Chapter 9 Code set conversion

omniORB supports full code set negotiation, used to select and translate between different character code sets when transmitting chars, strings, wchars and wstrings. The support is mostly transparent to application code, but there are a number of options that can be selected. This chapter covers the options, and also gives some pointers about how to implement your own code sets, in case the ones that come with omniORB are not sufficient.

9.1 Native code sets

For the ORB to know how to handle strings and wstrings given to it by the application, it must know what code set they are represented with, so it can properly translate them if need be. The defaults are ISO 8859-1 (Latin 1) for char and string, and UTF-16 for wchar and wstring. Different code sets can be chosen at initialisation time with the nativeCharCodeSet and nativeWCharCodeSet parameters. The supported code sets are printed out at initialisation time if the ORB traceLevel is 15 or greater.

For many applications, the defaults are fine. The most common non-default choice is to set the native char code set to UTF-8, allowing the full Unicode range to be supported in strings.

Note that the default for wchar is always UTF-16, even on Unix platforms where wchar is a 32-bit type. Select the UCS-4 code set to select characters outside the basic multilingual plane without having to use UTF-16 surrogates¹.

9.2 Default code sets

The way code set conversion is meant to work in CORBA communication is that each client and server has a native code set that it uses for character data in application code, and supports a number of transmission code sets that it uses for communication. When a client connects to a server, the client picks one of the server’s transmission code sets to use for the interaction. For that to work, the client plainly has to know the server’s supported transmission code sets.

Code set information from servers is embedded in IORs. A client with an IOR from a server should therefore know what transmission code sets the server supports. This approach can fail for two reasons:

A corbaloc URI (see chapter 8) does not contain any code set information.
Some badly-behaved servers that do support code set conversion fail to put codeset information in their IORs.

Similarly, a badly-behaved client may fail to specify codeset information when it first uses a connection to a server, meaning that the server does not know the transmission codeset used by the client.

The CORBA standard says that if a server has not specified transmission code set information, clients must assume that they only support ISO-8859-1 for char and string, and do not support wchar and wstring at all. Similarly, a server that does not receive codeset information from a client must assume that the client is using ISO-8859-1 for char and string, and will not send wchar and wstring. The effect is that DATA_CONVERSION or BAD_PARAM exceptions are thrown.

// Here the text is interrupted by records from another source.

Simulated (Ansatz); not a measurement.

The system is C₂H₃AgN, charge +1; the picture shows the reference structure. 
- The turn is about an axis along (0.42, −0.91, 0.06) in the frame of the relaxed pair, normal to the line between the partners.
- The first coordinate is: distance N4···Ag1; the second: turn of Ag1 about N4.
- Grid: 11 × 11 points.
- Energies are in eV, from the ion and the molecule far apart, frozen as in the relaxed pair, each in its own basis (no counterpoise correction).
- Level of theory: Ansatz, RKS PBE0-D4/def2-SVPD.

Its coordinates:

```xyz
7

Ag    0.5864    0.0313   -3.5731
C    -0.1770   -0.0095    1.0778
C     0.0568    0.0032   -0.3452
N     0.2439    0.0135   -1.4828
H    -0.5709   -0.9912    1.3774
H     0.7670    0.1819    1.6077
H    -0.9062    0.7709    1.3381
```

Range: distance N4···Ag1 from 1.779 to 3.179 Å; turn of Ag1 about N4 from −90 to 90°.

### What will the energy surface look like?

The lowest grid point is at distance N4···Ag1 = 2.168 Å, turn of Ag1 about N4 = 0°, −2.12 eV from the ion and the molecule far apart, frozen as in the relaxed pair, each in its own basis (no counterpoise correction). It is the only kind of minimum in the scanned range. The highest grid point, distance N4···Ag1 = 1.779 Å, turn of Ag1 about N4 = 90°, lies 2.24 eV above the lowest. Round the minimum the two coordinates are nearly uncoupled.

To avoid these issues, omniORB allows you to configure default code sets that are assumed to be supported by the other end of the communication, if they are not otherwise known. Set defaultCharCodeSet for char and string data, and defaultWCharCodeSet for wchar and wstring data.

9.3 Code set library

To save space in the main ORB core library, most of the code set implementations are in a separate library named omniCodeSets4. To use the extra code sets, you must link your application with that library. On most platforms, if you are using dynamic linking, specifying the omniCodeSets4 library in the link command is sufficient to have it initialised, and for the code sets to be available. With static linking, or platforms with less intelligent dynamic linkers, you must force the linker to initialise the library. You do that by including the omniORB4/optionalFeatures.h header. By default, that header enables several optional features. Look at the file contents to see how to turn off particular features.

9.4 Implementing new code sets

It is quite easy to implement new code sets, if you need support for code sets (or marshalling formats) that do not come with the omniORB distribution. There are extensive comments in the headers and ORB code that explain how to implement a code set; this section just serves to point you in the right direction.

The main definitions for the code set support are in include/omniORB4/codeSets.h. That defines a set of base classes use to implement code sets, plus some derived classes that use look-up tables to convert simple 8-bit and 16-bit code sets to Unicode.

When sending or receiving string data, there are a total of four code sets in action: a native char code set, a transmission char code set, a native wchar code set, and a transmission wchar code set. The native code sets are as described above; the transmission code sets are the ones selected to communicate with a remote machine. They are responsible for understanding the GIOP marshalling formats, as well as the code sets themselves. Each of the four code sets has an object associated with it which contains methods for converting data.

There are two ways in which a string/wstring can be transmitted or received. If the transmission code set in action knows how to deal directly with the native code set (the trivial case being that they are the same code set, but more complex cases are possible too), the transmission code set object can directly marshal or unmarshal the data into or out of the application buffer. If the transmission code set does not know how to handle the native code set, it converts the string/wstring into UTF-16, and passes that to the native code set object (or vice-versa). All code set implementations must therefore know how to convert to and from UTF-16.

With this explanation, the classes in codeSets.h should be easy to understand. The next place to look is in the various existing code set implementations, which are files of the form cs-*.cc in the src/lib/omniORB/orbcore and src/lib/omniORB/codesets. Note how all the 8-bit code sets (the ISO 8859-* family) consist entirely of data and no code, since they are driven by look-up tables.

1: If you have no idea what this means, don’t worry—you’re better off not knowing unless you really have to.